3. Obtain the right capital from the right investors. A fundamental challenge for early-stage fintech businesses is to find the right capital at the right time, but startup founders must also consider what an investor brings to the table beyond just capital. Investors should provide sector or market expertise or relationships and networks that can help the company access talent, customers, or capital. For startups in the lending space, accessing debt at the early stage is particularly difficult. Banks and other debt providers typically balk at providing debt to applicants who lack a long operating history or haven’t reached breakeven. It’s a vicious cycle: Early-stage lenders are unable to raise the debt capital to build their loan portfolio due to their small book size, but they cannot grow their portfolios without access to funds to drive their growth. Often that restricts them to lending out very expensive equity. We worked with our former portfolio company Varthana, which provides specialized loans to affordable private schools in India, to help connect them with local and international debt funders so their growth wasn’t constrained by their inability to raise wholesale debt.

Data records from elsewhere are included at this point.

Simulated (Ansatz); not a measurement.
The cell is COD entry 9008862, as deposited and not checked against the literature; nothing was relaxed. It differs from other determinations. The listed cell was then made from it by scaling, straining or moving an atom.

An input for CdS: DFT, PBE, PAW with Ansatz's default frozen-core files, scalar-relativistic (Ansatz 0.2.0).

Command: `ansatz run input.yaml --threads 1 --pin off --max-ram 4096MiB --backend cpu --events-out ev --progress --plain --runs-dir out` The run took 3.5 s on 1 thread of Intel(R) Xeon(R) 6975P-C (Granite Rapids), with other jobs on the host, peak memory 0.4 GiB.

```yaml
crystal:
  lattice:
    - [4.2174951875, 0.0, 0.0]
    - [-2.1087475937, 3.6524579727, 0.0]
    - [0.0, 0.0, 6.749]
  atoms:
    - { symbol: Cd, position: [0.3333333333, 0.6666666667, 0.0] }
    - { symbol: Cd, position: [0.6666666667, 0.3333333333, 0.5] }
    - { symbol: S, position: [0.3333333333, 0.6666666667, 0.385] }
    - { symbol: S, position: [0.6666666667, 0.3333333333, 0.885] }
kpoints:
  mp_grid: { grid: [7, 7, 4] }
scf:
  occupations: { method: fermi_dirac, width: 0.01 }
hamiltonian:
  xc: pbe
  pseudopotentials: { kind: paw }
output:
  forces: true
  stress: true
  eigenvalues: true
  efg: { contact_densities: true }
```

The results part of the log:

4. Develop your team and use it effectively. Having the right team in place allows startups to increase efficiency, lower costs, and retain talent. Hiring strong team members is just one necessary step; startups also need to ensure that teams are appropriately placed and engaged. Our portfolio company Artoo’s tailored intelligent lending platform for micro- and small business lenders initially required retooling the service for each new client. Artoo was sometimes losing time when the sales team, which had developed a relationship with the client and learned its needs, turned a contract over to the engineering team. By benchmarking Artoo’s organizational structure against its peers and considering industry best practices for sales organizations, we helped them redesign their sales team, creating a hybrid model that combined sales and engineering personnel and assigning new roles to reduce redundancy.

5. Establish good governance. Good governance is key to satisfying regulatory requirements and establishing credibility with new later-stage investors. We’ve joined many of our partners’ founding board teams in order to achieve these goals. We worked with our portfolio company Tienda Pago, which provides small businesses in Mexico with access to credit, to establish reporting and other basic governance elements, including a regular meeting schedule, agendas, and minutes. We also helped Tienda Pago develop a compensation plan for future hires, so that the company now has a framework to bring on senior talent and compensate them appropriately while still maintaining long-term viability. Board members can offer more than strategic and operational guidance: they can also introduce their networks to the startup leadership and forge connections that facilitate growth.

We at Venture Lab are particularly excited about the potential for inclusive fintech startups to leverage the right support, capital, and insights to accelerate social progress and realize significant financial and social returns. But even though our experience is in the fintech space, we believe the lessons we’ve gleaned—about product-market fit, operational focus, investor match, team-building, and governance—can offer value for impact-focused startups in any sector.